## 05 · Manual Restoration from Checkpoints  

If the maximum number of retries is reached, you can still **manually restore training** by creating a new `TorchTrainer` with the same configuration:  

- Use the same `train_loop_ray_train_with_checkpoint_loading` so the loop can resume from a checkpoint.  
- Provide the same `run_config` (name, storage path, and failure config).  
- Pass in the same dataset and scaling configuration.  

Ray Train will detect the latest checkpoint in the specified `storage_path` and resume training from that point.  

In [None]:
# 05. Manually restore a trainer from the last checkpoint

restored_trainer = TorchTrainer(
    train_loop_per_worker=train_loop_ray_train_with_checkpoint_loading,  # loop supports checkpoint loading
        train_loop_config={   # hyperparameters must match
        "num_epochs": 1,
        "global_batch_size": 512,
    },
    scaling_config=scaling_config,  # same resource setup as before
    run_config=ray.train.RunConfig(
        name="fault-tolerant-cifar-vit",  # must match previous run name
        storage_path=storage_path,       # path where checkpoints are saved
        failure_config=failure_config,   # still allow retries
    ),
    datasets=datasets,  # same dataset as before
)

### 06 · Resume Training from the Last Checkpoint  

Calling `restored_trainer.fit()` will continue training from the most recent checkpoint found in the specified storage path.  
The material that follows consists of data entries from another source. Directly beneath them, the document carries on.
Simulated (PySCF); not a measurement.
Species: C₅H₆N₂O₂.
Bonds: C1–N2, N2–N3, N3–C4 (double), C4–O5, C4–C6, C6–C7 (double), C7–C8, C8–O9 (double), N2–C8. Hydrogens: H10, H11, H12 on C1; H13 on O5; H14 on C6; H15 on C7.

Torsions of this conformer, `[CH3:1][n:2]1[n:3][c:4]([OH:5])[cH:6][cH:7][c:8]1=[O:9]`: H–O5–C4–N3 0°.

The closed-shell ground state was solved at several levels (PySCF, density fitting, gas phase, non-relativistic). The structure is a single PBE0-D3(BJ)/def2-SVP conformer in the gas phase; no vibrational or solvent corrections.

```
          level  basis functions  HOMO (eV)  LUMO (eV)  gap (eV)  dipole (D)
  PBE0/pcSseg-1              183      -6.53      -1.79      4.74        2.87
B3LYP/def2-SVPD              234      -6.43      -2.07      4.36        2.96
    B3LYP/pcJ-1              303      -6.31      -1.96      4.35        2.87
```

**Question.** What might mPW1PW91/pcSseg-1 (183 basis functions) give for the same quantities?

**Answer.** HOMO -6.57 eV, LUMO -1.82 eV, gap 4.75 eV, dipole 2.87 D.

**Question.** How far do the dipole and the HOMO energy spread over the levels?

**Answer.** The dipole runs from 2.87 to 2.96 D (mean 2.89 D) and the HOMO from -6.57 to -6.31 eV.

- If all epochs were already completed in the previous run, the trainer will terminate immediately.  
- If training was interrupted mid-run, it will resume from the saved epoch, restoring both the **model** and **optimizer** state.  
- The returned `Result` object confirms that training picked up correctly and contains metrics, checkpoints, and logs.  

In [None]:
# 06. Resume training from the last checkpoint

# Fit the restored trainer → continues from last saved epoch
# If all epochs are already complete, training ends immediately
result = restored_trainer.fit()

# Display final training results (metrics, checkpoints, etc.)
result